But as a contract itself, a 70 call provides the right to buy stock at 70. A lot of people think of calls kind of like a coupon that you get through a store. So for example, let's say that there is a coupon to buy, I don't know, a TV for 70 bucks. That'd be pretty good deal. So a store puts out a coupon to buy a TV for 70 bucks. What is that coupon? The coupon is the right to buy the TV for 70 bucks.
If we think about it, the store that created that coupon has the obligation to sell that TV for 70 bucks. So again, the coupon itself is the right to buy a TV at 70 bucks. But the person that wrote that coupon or created that coupon has the obligation to sell that TV for 70 bucks. And that's kind of how you want to think about an option. A70 call is the right to buy stock at 70. And if you hold that option or own that option, you own that right.
But there's also another side. The person that wrote that option, the seller of that option has the obligation to sell stock at 70 should they get exercised. And that's a big if not every option is exercised. We might get to the expiration date and there might not be any intrinsic value and would might not make any sense for the holder to exercise their contract. But let's get back to the original example. A 70 call has $5 of intrinsic value when the market is at 75.
It's because that call gives the right to buy at 70 when the market is offering the same security for 75. Now, here's something that might be kind of difficult to do. You need to remove intrinsic value from the term good, meaning that intrinsic value is not always a good thing. Let's clarify intrinsic value is good for the long side.
Meaning that an investor that purchases an option wants to gain intrinsic value. They want to exercise their option, otherwise they spent money on something that just expires. But the person that wrote the option contract that sold the option contract, They don't want intrinsic value.
Intrinsic value is bad news to them because intrinsic value means they're likely going to have to fulfill their obligation. And whenever a writer, a seller of an option contract, has to fulfill their obligation, they are losing some amount of money. They might not end up with an overall loss, but when an option is exercised, the writer is losing some amount of money. If they lose more than the original premium they received upfront, that is when they have an overall loss. So with all that being said, let's summarize the point.

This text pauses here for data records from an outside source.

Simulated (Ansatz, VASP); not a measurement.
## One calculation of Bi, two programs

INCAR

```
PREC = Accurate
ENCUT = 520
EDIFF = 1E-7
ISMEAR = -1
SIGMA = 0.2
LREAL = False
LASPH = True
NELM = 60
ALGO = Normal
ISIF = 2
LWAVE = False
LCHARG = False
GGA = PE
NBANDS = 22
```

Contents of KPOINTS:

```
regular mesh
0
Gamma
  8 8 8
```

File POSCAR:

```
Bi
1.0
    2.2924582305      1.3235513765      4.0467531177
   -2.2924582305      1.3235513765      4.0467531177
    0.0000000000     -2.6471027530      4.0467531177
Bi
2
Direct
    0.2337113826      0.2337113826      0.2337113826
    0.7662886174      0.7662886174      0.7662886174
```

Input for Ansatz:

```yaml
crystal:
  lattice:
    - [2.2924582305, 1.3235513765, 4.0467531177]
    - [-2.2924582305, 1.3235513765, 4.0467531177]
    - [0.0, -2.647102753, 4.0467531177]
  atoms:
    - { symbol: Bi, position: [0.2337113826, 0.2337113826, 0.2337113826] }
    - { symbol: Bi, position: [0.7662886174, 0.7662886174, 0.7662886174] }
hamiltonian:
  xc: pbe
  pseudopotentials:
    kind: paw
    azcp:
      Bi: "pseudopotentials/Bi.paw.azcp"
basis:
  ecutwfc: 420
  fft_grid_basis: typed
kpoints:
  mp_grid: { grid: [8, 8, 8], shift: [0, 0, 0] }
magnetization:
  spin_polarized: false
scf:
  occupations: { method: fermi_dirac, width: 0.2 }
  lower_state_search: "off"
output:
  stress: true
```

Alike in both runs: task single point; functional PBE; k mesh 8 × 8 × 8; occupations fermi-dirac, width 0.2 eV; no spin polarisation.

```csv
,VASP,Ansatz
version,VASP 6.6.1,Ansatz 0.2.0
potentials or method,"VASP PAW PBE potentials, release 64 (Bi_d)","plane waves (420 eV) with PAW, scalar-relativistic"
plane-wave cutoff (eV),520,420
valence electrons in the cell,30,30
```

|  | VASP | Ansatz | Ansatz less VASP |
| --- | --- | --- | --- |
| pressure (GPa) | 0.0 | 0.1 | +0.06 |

Intrinsic value is good for the long side, bad for the short side. Now something else that you should keep in mind, intrinsic value does not directly involve the premium and that's kind of tough to say on the surface. The premium and the intrinsic value are connected. The intrinsic value of an option influences the premium of the option, but intrinsic value itself does not involve the premium. So for example, with our numbers here.
70 call when the market price is at 75, that's $5 of intrinsic value And that would be the case whether the option had a premium of six or a premium of nine or a premium of 15. Now the option in this example would never have a premium of less than five if you were to breakdown the premium.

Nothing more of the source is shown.